From Test-Scratch-Wiki

Archive.png This article or section documents a feature not included in the current version of Scratch (3.0). It is only useful from a historical perspective.
When a project is running online, it is actually running in an application called the Flash Player. These players are completely different applications from the Scratch program. They sometimes behave a bit differently from the Scratch Program, which might cause problems for your project.

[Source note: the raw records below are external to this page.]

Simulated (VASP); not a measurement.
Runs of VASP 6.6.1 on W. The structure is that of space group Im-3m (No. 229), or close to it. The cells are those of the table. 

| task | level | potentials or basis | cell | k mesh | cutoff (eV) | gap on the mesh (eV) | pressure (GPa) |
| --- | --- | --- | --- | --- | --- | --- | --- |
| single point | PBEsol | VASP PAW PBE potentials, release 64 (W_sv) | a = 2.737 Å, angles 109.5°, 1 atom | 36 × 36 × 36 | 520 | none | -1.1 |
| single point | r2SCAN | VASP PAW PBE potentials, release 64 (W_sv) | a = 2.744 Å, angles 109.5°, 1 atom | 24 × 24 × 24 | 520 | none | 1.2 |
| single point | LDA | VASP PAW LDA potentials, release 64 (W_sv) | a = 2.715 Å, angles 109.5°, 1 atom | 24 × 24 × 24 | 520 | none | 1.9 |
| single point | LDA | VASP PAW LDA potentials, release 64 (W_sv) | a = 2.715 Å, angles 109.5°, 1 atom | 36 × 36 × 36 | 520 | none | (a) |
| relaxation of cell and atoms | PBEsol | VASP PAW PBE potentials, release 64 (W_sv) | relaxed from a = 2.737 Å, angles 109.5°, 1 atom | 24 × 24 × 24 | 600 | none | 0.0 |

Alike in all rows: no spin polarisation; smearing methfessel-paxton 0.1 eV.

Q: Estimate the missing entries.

Note Note: Most of the things listed below are only problems in the Java Player which is not used anymore.

Timing

Often, the reason that projects act differently online has to do with the timing of things. There may be several scripts all starting on a given broadcast event that really need to act in a certain order. They work fine in Scratch but, because some events happen a little faster or slower online, they do not work right online. You can usually cure these kind of problems by adding short wait or wait until blocks ahead of the events that should happen later.

Initialization

It also helps if the project initializes properly when the Green Flag is pressed. That means that all the variables are set to the right starting values, all the sprites are put in the right starting place and so on. Any Forever loops that are checking for a certain variable value should have a short wait ahead of them to make sure that the variable has time to get set to the right starting value before the Forever loop starts checking it.

Large Sprites

Sprites can get much larger than the Stage in the Scratch Program. But in the Java Player, sprites cannot be larger than the screen. The only workaround here is to break your very large sprites into smaller values.

Lists

If you try accessing a list item that does not exist, the project fails online, but does not offline - which can be a pretty common problem in a number of projects. A good workaround is to access item n mod l of the list, where n is the item number you want to find and l is the length of the list.

Mathematical Impossibilities

Division by zero, roots of negative numbers, trigonometric errors, or other mathematical impossibilities cause the script to fail offline but continue online.

Examples of mathematical impossibilities.

Obsolete Blocks

See also: Undefined Blocks

Obsolete Blocks will stop a script in the Java player, but not not in the Flash or Scratch players. This makes them ideal for online/offline detectors.